Brandon Griggs of CNN wrote a great article about the woman behind Apple’s icons.
I certainly did not know her name but thanks to Griggs I now know her work which still influences how we interact with our computers today.
She is Susan Kare, and she designed fonts and icons for Apple’s original Macintosh, including the little trash can for discarding files and the computer with a smiling face. In that way, Kare helped people such as Steve Jobs pioneer the transition from controlling computers via text to the icon-based interfaces now common on touchscreen devices.
Kare had a fine-arts background when a friend recruited her to join Apple in 1982. For the Mac, Kare designed the first font whose letters were spaced proportionally – in other words, accounting for the varying width of ”i” and “m” instead of just fitting letters into identical blocks regardless of size, which left gaps in between. As a graphic artist I am pleased about that but never knew who was behind what seems to be a simple idea unless you are obsessed with typography like I am.
Because an application for designing icons on Macintosh screens hadn’t been coded yet, Kare went to an art-supply store and bought a sketchbook so she could begin playing around with ideas. In those pages she created the casual prototypes of a new, radically user-friendly face of computing — each square of graph paper representing a pixel on the screen.”
After leaving Apple Kare designed icons and products for Microsoft’s Windows, New York’s Museum of Modern Art and Facebook’s Gifts program, which encouraged users to send each other virtual birthday cakes, flowers and other amorphous treats.
After years of semi-obscurity, Kare has been getting some renewed attention lately. She just published an art book of 80 of her favorite icons created between 1983 and 2011. Her work with Apple is also cited in Walter Isaacson’s new biography of Steve Jobs, currently the top-selling nonfiction book in the country.
“She and Jobs hit it off because they shared an instinct for simplicity along with a desire to make the Mac whimsical,” Isaacson wrote.

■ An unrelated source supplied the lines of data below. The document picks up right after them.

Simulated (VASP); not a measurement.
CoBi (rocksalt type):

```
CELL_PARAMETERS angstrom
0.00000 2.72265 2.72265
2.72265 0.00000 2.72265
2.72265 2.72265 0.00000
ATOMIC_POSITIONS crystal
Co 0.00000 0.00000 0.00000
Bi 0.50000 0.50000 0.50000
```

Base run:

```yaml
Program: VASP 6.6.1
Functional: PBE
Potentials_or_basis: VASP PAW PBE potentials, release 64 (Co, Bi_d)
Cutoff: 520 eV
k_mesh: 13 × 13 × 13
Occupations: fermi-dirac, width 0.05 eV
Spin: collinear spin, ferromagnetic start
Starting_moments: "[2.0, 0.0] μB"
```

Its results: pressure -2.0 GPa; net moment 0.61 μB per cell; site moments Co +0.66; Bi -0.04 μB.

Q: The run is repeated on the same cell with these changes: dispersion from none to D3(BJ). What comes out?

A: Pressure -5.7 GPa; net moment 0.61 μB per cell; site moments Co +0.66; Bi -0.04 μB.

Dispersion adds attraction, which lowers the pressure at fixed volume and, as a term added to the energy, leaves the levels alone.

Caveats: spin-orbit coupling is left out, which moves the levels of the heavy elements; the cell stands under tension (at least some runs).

In keeping with his rep as a perfectionist micromanager, Jobs stopped by to check on Kare’s work almost every day. When she first named her Mac fonts after stops on the Main Line commuter train in her native Philadelphia, Jobs encouraged her to think bigger.
“They ought to be world-class cities!” he complained, according to the book, Kare’s fonts were soon renamed after such cultural capitals as San Francisco, London and Venice.